New York State Comptroller Thomas DiNapoli released an audit report on Monday, claiming that New York’s Metropolitan Transportation Authority worked with Apple for more than a year before the bid. The MTA apparently worked with the iPad maker on the lease, before issuing a request for proposals for the Grand Central Terminal space, reports Reuters. This led to just one submission: Apple’s.
According to The New York Post, the audit says that the MTA was requesting bidders to give $5 million for the space, a minimum that was already too high for many rivals, and therefore “severely slanted toward Apple.”
“While Apple may turn out to be a good tenant, the MTA set a troubling precedent when it played favorites and gave Apple a competitive edge over others for the Grand Central Space,” said DiNapoli in a statement. “Apple was directly involved in settling the terms of the lease and given exclusive access to information more than a year before any other vendor knew the Grand Central location was available.”
The comptroller claims that Apple signed a $2 million deal with Metrazur, the restaurant that formerly occupied the space, with the agreement that Metrazur would vacate the area five days before the MTA issued the request for proposals.
In response, the MTA called the comptroller’s audit “not fact-based” and “worthless.”

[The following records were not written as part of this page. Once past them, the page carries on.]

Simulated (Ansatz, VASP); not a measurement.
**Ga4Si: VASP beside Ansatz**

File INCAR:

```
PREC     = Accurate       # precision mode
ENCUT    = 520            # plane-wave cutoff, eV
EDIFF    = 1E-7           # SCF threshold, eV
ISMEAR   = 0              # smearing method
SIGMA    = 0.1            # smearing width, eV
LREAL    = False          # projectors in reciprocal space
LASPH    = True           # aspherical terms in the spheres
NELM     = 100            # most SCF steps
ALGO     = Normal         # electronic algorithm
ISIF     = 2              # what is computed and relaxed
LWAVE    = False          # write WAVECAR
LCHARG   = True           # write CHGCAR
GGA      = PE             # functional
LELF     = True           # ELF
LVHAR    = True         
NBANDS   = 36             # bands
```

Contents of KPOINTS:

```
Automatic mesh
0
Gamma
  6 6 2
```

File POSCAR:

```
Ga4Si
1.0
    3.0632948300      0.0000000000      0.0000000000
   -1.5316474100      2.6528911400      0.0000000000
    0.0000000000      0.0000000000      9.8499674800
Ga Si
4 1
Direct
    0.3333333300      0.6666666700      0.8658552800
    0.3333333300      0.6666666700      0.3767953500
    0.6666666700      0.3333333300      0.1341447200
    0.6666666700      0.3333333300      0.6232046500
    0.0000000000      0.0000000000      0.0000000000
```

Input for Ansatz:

“The Comptroller’s audit staff clearly has no understanding of how high-profile commercial real estate works, giving the shockingly inaccurate and clearly biased audit they issued,” said MTA chairman and CEO Joseph Lhota. “The MTA’s lease process with Apple was open, transparent and followed both the spirit and the letter of the law.”
According to the MTA, Apple is paying £1.1 million in rent for 2012, which is four times more than the previous tenant had been paying.
The Post reports that Apple is the only retailer among the 100 in Grand Central Station that doesn’t share a percentage of its sales with the MTA.